THE VANISHING SIXPENCE.

Having previously stuck a small piece of white wax on the nail of your middle finger, lay a sixpence on the palm of your hand, and addressing the company, state that it will vanish at the word of command. “Many persons,” you observe, “perform this feat, by letting the sixpence fall into their sleeve; but to convince you that I shall not have recourse to any such deception, I will turn up my cuffs.” You then close your hand, and bringing the waxed nail in contact with the sixpence, it will firmly adhere to it. You then blow your hand, and cry “Begone!” and suddenly opening it, and exhibiting the palm, you show that the sixpence has vanished. If you borrow the sixpence of any of the company, take care to rub off the wax, before you restore it to the owner.

TO MAKE A SIXPENCE BALANCE AND SPIN ON ITS EDGE, ON THE POINT OF A NEEDLE.

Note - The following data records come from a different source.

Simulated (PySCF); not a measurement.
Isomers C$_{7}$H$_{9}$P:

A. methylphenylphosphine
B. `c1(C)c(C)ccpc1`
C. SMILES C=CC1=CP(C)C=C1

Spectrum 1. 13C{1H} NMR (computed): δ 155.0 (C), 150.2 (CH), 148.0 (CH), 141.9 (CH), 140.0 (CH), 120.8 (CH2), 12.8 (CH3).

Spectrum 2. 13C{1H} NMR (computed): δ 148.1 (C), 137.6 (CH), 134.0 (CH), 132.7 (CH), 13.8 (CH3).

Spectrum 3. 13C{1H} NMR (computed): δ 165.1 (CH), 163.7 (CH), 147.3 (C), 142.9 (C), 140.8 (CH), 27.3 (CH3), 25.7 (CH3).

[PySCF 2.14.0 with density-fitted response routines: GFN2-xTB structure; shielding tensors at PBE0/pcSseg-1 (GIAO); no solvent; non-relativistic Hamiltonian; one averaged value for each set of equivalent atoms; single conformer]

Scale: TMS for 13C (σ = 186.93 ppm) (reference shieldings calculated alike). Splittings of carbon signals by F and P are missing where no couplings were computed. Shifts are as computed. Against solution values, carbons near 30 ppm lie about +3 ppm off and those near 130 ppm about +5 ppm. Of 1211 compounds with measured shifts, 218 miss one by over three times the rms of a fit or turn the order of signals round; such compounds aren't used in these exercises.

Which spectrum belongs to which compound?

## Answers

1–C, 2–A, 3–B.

Procure a common wine-bottle, two forks, two corks, a needle, a sixpence, and a penknife. Having corked the bottle, force the eye of the needle into the cork perpendicularly, leaving more than half the needle sticking up. You next cut a small slit with the penknife in the centre of the bottom of the second cork, into which you insert the sixpence edgewise; then stick the forks into the upper cork, and, with a steady hand, place the edge of the sixpence on the point of the needle, and it will immediately find its balance. You may now take the upper cork between the finger and thumb, and spin it round as fast as you please, as the sixpence will not fall off. When it goes slow, hit one of the forks with your finger as it goes round, to increase its velocity.

THE MULTIPLYING COIN.

Let a tumbler be half-filled with water; put a sixpence in it; and holding a plate over the top, turn the glass upside down. The sixpence will fall down on the plate, and appear to be a shilling; while at the same time a sixpence will seem to be swimming in the water. If a shilling is put in the glass, it will have the appearance of a quarter of a dollar and a shilling; and if a quarter of a dollar were put in, it would seem to be half a dollar and a quarter of a dollar.

MAGIC RAT TRAP.

Prepare a pasteboard circle, upon one side of which draw a figure of a cage, and on the other side that of a rat. Near the outer edge of the circle fasten two strings opposite each other. So that they may be held between the fore finger and thumb in such manner that the circle may be made to revolve rapidly. When it is set in motion the transition is so quick, that it presents the appearance of a rat in the cage.

TO SHOW THE VELOCITY OF MOTION.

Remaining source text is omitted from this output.